I write sense into anarchy, share that vision with reader: Manoj Rupda

Published : Feb 22, 2024, 10:39 pm IST
Updated : Feb 23, 2024, 10:50 am IST

Hindi writer Manoj Rupda sheds light on the inspiration, significance of silence and political undertones in his critically acclaimed novel

Writer Manoj Rupda. (Image by Arrangement)
 Writer Manoj Rupda. (Image by Arrangement)

At the recently concluded Samsung Galaxy Tab S9 Series Jaipur Literature Festival 2024, Hindi writer Manoj Rupda answered questions from journalists and readers on his critically acclaimed I Named My Sister Silence. Here he shares with Sucheta Dasgupta what motivated him to write this powerful novel.

What was the trigger for this novel and what was the purpose you wanted to achieve by writing it?

In the regular course, it is from listening to music that I obtain the inspiration for writing my stories, and I love both jazz and Indian classical music, but for this novel the battlefield became the source of my stimulation. It is a fact that in a war very little of what actually transpires comes to the public domain and this is equally true in the case of domestic strife. Be it in the forest or the frontier, to eliminate terrorists or Maoists, when the security forces carry out an operation against their enemy, much more than their targets it is the local people who get affected. My objective as a writer then became bringing to light the pain of the people and their loss.

What is the “silence” you talk about in the title? What is its significance? (In other words, why did you "name your sister Silence"?)

So my novel was called Kale Adhyay or The Dark Chapter in Hindi, but my translator, Hansda Sowvendra Shekhar, decided to give it this title. The writer, Khalid Jawed, who is my friend, said to me that the Hindi title was too in-your-face and the English title conveys the message of my story more powerfully. That is when I realised that in the midst of all the destruction and the losses it is Silence alone who quietly and relentlessly keeps chipping away at her goal. The movement falls apart, but Silence never gives up on her cause.

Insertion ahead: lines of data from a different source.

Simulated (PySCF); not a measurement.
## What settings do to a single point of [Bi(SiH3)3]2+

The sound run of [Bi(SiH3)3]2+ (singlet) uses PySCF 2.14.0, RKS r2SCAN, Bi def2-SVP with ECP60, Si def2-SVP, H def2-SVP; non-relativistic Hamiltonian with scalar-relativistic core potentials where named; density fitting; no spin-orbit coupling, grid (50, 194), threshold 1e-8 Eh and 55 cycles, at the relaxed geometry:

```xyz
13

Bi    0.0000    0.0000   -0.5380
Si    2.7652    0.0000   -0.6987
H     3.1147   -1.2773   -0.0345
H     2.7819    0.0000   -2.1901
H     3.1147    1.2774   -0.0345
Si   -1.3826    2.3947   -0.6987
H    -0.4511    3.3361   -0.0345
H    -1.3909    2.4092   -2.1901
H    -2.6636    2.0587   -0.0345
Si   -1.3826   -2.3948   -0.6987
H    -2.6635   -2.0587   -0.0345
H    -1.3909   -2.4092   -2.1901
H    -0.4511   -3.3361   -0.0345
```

Your novel has a simple and linear progression. It is the pain undergone by its narrator and the authenticity of your vision as his writer that makes it so compelling. How much of that is inspired by real life?

It is very important for a writer to be an empath and it is in his nature to respond to his environment very deeply, but his words become authentic only when he himself experiences directly the effect of the discourses that he is touching upon.

How do you define fiction? What are the objectives you seek to fulfil by writing fiction?

Without an imagination it is impossible to be a writer. Even if one is a realist, one has to come up with the story containing the truth he wants to depict. In that sense, the writer is not just a reporter, he is a creator, and a changemaker; he can bring change because he can write sense into anarchy and share that vision with his reader.

Tell us about your journey as a writer. How did you come to write your novel?

When I first began writing, I used to write very long stories. At that time, I used to wonder, why not write 20-25 pages more and turn these into novels? Slowly, however, I realised why this was a bad idea: It’s because those stories were born as stories, just as novels get born as novels. A writer’s journey is a long one, and when he is about to write the next story he himself never knows of.

I have a quibble. You seem to lump together the perpetrators of Hindu-Muslim Partition violence with the business interests that are clearing out the forests and wildlife of India and evicting forest dwellers from their land. But bigotry and self-serving profiteering are two different sins. And the forces that have committed them in India have not always been the same. In that sense, then, is your novel a political one?

Well, I do agree that these are two different wrongs, yet, over the last few years it has been observed that not only in India but the world over, corporates who fund elections and their political lobbies have been favouring those parties who have a religious or identitarian agenda. So it is a nexus, and it works because otherwise these forces would find democracy and the Constitution and secularism and human rights to be insurmountable obstacles on their way towards evicting forest dwellers from their land and destroying the habitat of biodiversity and wildlife. Yes, in that sense, my novel is a political one even if it does not support any particular party or group or forward an agenda. It is a comment on the nature of our politics which not only cannot prevent but actually abets such devastation of the environment, and human and animal life.